The two NASA astronauts who rode to the International Space Station aboard SpaceX’s new Crew Dragon are heading home for a Sunday splashdown in the Gulf of Mexico, capping a two-month voyage in space that marked NASA’s first crewed mission from home soil in nine years.
Crew Dragon “Endeavor” decoupled from the orbital station at 7:35 p.m. ET carrying U.S. astronauts Bob Behnken and Doug Hurley ahead of a Sunday afternoon splashdown off the coast of Pensacola, Florida — the first procedure of its kind in a privately built space capsule.
“It’s been a great two months, and we appreciate all you’ve done as a crew to help us prove out Dragon on its maiden flight,” Hurley told the remaining U.S. station crew member Chris Cassidy, as Crew Dragon autonomously eased away from its docking port to begin the 21-hour journey home.
NASA and SpaceX — monitoring the crew’s return from Houston, Texas and SpaceX’s headquarters in Hawthorne, California — ruled out splashdown options in the Atlantic earlier this week due to Tropical Storm Isaias, a cyclone expected to churn alongside Florida’s east coast as a hurricane in the coming days.
Upon a successful splashdown at 2:48 p.m. ET Sunday, the spacecraft will have completed its final key test to prove it can transport astronauts to and from space — a task SpaceX has accomplished dozens of times with its cargo-only capsule but never before with humans aboard.
“The hardest part was getting us launched, but the most important part is bringing us home,” Behnken said during a farewell ceremony early on Saturday aboard the space station.
Billionaire entrepreneur Elon Musk’s SpaceX became the first private company to send humans to orbit on May 31 with the launch of Behnken and Hurley, who will have spent more than two months on the space station upon returning.

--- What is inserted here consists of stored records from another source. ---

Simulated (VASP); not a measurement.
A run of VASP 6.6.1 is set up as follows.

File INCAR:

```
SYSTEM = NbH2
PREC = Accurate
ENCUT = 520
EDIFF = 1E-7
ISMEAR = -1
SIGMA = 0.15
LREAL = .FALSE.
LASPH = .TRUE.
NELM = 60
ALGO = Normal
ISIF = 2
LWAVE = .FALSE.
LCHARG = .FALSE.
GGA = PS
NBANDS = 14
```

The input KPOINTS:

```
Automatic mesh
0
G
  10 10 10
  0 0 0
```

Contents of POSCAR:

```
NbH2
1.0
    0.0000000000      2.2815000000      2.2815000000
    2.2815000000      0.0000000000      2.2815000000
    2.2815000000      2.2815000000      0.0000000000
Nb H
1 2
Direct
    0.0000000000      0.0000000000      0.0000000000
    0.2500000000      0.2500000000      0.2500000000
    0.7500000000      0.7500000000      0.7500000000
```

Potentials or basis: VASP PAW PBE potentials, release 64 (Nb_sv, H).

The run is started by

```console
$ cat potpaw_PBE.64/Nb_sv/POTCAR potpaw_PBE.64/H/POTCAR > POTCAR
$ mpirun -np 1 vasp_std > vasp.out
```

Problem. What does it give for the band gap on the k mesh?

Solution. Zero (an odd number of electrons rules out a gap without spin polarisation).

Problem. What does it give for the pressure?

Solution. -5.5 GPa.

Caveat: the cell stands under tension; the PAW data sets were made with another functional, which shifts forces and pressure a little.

The mission marked the first time NASA launched humans from U.S. soil since its shuttle program retired in 2011. Since then the United States has relied on Russia’s space program to launch its astronauts to the space station.
NASA, aiming to galvanize a commercial space marketplace, awarded nearly $8 billion to SpaceX and Boeing Co collectively in 2014 to develop dueling space capsules, experimenting with a contract model that allows the space agency to buy astronaut seats from the two companies.